In March 2010, there were reckoned to be 286,680 retail outlets in the UK. A decade later, even though online consumerism had grown to about 20% of total spending, the figure was 306,895. We have become, it seems, a country with simply too many shops. Retail analysts say that in some places the amount of space given over to retail needs to come down by about 30%, which would obviously be a drastic and hugely disruptive change, to the built environment and people’s everyday lives.
In truth, a shift of this magnitude is probably already happening. And capitalism being capitalism, it is largely being left to let rip. When Philip Green’s Arcadia empire imploded last November, it spelled the end of brands that sometimes seemed to fill whole streets: Topshop, Topman, Miss Selfridge, Dorothy Perkins, Evans, Burton. An even greater vacuum is threatened by the end of Debenhams, that old byword for democratic, middle-market consumerism that is vacating all 124 of its stores – not just in big cities such as Manchester, Liverpool and Edinburgh, but Ipswich, Hereford, Llanelli, Oldham and Scunthorpe.

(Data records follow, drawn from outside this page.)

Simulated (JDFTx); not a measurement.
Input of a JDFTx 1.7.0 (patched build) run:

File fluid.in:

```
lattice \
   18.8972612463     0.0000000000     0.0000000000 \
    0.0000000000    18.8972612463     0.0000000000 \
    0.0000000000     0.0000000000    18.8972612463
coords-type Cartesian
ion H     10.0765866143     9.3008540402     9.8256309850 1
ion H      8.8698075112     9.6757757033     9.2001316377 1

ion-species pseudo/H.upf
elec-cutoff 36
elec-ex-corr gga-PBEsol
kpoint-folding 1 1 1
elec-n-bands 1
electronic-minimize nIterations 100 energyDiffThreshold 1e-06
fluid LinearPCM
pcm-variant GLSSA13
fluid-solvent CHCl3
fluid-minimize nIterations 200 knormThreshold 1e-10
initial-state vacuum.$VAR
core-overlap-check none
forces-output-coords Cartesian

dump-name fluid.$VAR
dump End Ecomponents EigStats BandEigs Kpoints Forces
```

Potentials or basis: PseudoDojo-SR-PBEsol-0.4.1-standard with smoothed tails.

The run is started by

Which brings us to something that has so far been overlooked. Such smaller cities and large towns often lack the advantages that may enable bigger urban centres to escape the retail crash’s worst effects: large institutions of higher education, thriving creative industries, the kind of hipster business people drawn to repurposed spaces and salvaged decor. And for these places, the loss of shops – not just in town centres, but the retail parks and shopping centres that often ring them – is a particularly huge blow, to local economies, and also people’s collective sense of self-esteem. As many big chains collapse or withdraw, any alluring, aspirational aspects of town and city centres inevitably dwindle, something brought home by last week’s news that as other high street giants fade away, the ubiquitous discounter Poundland is to open about 30 new shops in the UK and Ireland.
In retrospect, all this highlights a Great British mistake, whose consequences have been rippling through our politics for a very long time. From the 1980s onwards, retail was promoted as a means of filling the gaps left by shut-down industries, often with grimly symbolic consequences: witness the site of the old Cortonwood colliery in South Yorkshire, the first pit to walk out in the miners’ strike of 1984-1985, which is now the home of Sports Direct, TK Maxx, Pets at Home and the other occupants of a vast retail park.
There was always something precarious about this shift: a sense of people working in shops to earn money to spend in other shops, and the constant prospect of the whole structure threatening to topple in on itself. To some extent, this is pretty much what happened after the crash of 2008, which soon put people’s loud complaints about empty shops at the heart of the anxious, resentful popular mood that blurred into Brexit.
And now? Deindustrialisation is being succeeded by deretailing, with potentially big consequences. If you want a vision of one possible future, consider that in the US Amazon is buying up shopping malls and turning them into distribution centres. That might look like a means of creating new jobs, but there’s an obvious tension: such workplaces are also at the cutting edge of the replacement of human beings by robots.
Here, there are some tentative signs of other solutions. The Black Country town of Dudley is in the foothills of an ambitious regeneration plan partly focused on new housing and an ice rink. In Gloucester, the former Debenhams building has been bought by the local university, which will turn it into lecture halls and “training spaces” for healthcare workers, as well as creating a “local community culture and enterprise space”. Dumfries is in the midst of what insiders call “the first community-owned development of a high street in the UK”, centred on eight buildings, a new enterprise centre, plans for affordable flats, and a quest to remake a crucial part of the town centre on the basis of democratic local involvement.
In Stockton-on-Tees, meanwhile, the council has come up with a rather different answer to the decline of shops: simply demolishing one side of the town’s high street and replacing it with a park. But what runs through many of these projects is plain: people thinking about how to shrink and rationalise their traditional shopping districts, and tentatively push into an economic future beyond buying and selling things.
What other option do they have? The retail crash is really a manifestation of huge issues that run across our entire economy, which demand very big answers – finally reviving employment in manufacturing via a Green New Deal, creating a new generation of tech-based universities and putting them in the kind of places that would most benefit, seizing on the UK’s new enthusiasm for biotech and life sciences and somehow extending it to areas that have usually been cut out of new opportunities. Amid the return of trade to high streets whose decline is now turning critical, this is what we ought to be making noise about: a future that is already here, and the inescapable question of what that means for the most basic aspects of how we work and live.